[VIFF 2019] REVIEW: 'The Physics of Sorrow': A metaphysical and metaphorical journey
Adapted from Bulgarian Georgi Gospodinov's novel, The Physics of Sorrow is an animated short depicting the behaviour of the body and mind of Eastern Europeans throughout various points in history. Though the protagonist of Gospodinov's novel has no name, for director Theodore Ushev, a fellow Bulgarian and immigrant, you can feel this is personal.
Ushev takes his viewers full circle, from its factual beginning (“I was born in early January as a human being of the male sex…”) to a far more complex metaphorical ending (“I remember dying…”) as various other beings, including a human, a fruit fly and a late cherry blossom. It’s through this lens that Ushev, with the help of Canadian narrator Rossif Sutherland, travels from his birth in the ‘60s to his new surroundings in Montreal and ultimately his future death. It is a long journey with twists and turns and all about forging an identity. The Minotaur is used as a metaphor, the Greek mythical beast who lived in the Labyrinth.
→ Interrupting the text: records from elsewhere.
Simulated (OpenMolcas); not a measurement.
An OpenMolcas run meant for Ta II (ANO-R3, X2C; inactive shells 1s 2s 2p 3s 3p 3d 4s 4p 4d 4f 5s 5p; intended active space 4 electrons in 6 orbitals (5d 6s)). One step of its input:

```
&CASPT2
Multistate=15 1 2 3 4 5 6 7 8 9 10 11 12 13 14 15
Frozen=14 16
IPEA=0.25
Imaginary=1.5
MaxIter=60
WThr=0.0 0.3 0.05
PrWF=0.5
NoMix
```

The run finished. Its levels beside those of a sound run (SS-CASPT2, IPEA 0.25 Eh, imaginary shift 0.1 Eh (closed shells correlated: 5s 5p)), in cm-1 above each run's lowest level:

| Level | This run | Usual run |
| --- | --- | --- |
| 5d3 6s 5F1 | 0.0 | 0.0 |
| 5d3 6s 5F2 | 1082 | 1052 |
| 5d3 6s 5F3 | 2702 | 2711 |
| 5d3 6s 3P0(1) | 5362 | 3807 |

It is an absolute visual treat with its encaustic paintings, a centuries-old method that Ushev had learned from his grandfather, using heated beeswax to create a kind of thick liquid that offers a layered effect with depth and shadow. Using shades of dark oranges, blues, browns and dark blacks, and with some sepia-toned archival footage weaved in, Ushev is able to take his viewers on an abstract journey that sprawls in all sorts of directions. The beauty of animation is that it can mesh together ideas and thoughts that seem to have little do with each other yet still serve as a logical transition. Gospodinov's novel was believed to be difficult to adapt due to its meandering threads and lack of traditional story structure.
But this is also where The Physics of Sorrow falls a little flat; there are sad, romantic and happy moments, but many are too fleeting to really nail down a specific thought or idea. We live through decades of emotions and memories in a relatively short amount of time, and its use of modern music with “The Safety Dance” felt like an odd choice for such a weary story. It had a prominent “role” in the film, even though it was played within the context of meeting a girl he had yearned for at a disco but never become close with, before quickly moving on to the next step of his life.
The Physics of Sorrow is one of the National Film Board of Canada’s internal candidates for Best Animated Short Film at the Academy Awards, a category in which they’ve previously garnered six wins and 36 nominations, including Ushev’s Blind Vaysha in 2016.
The Physics of Sorrow gets three stars out of four.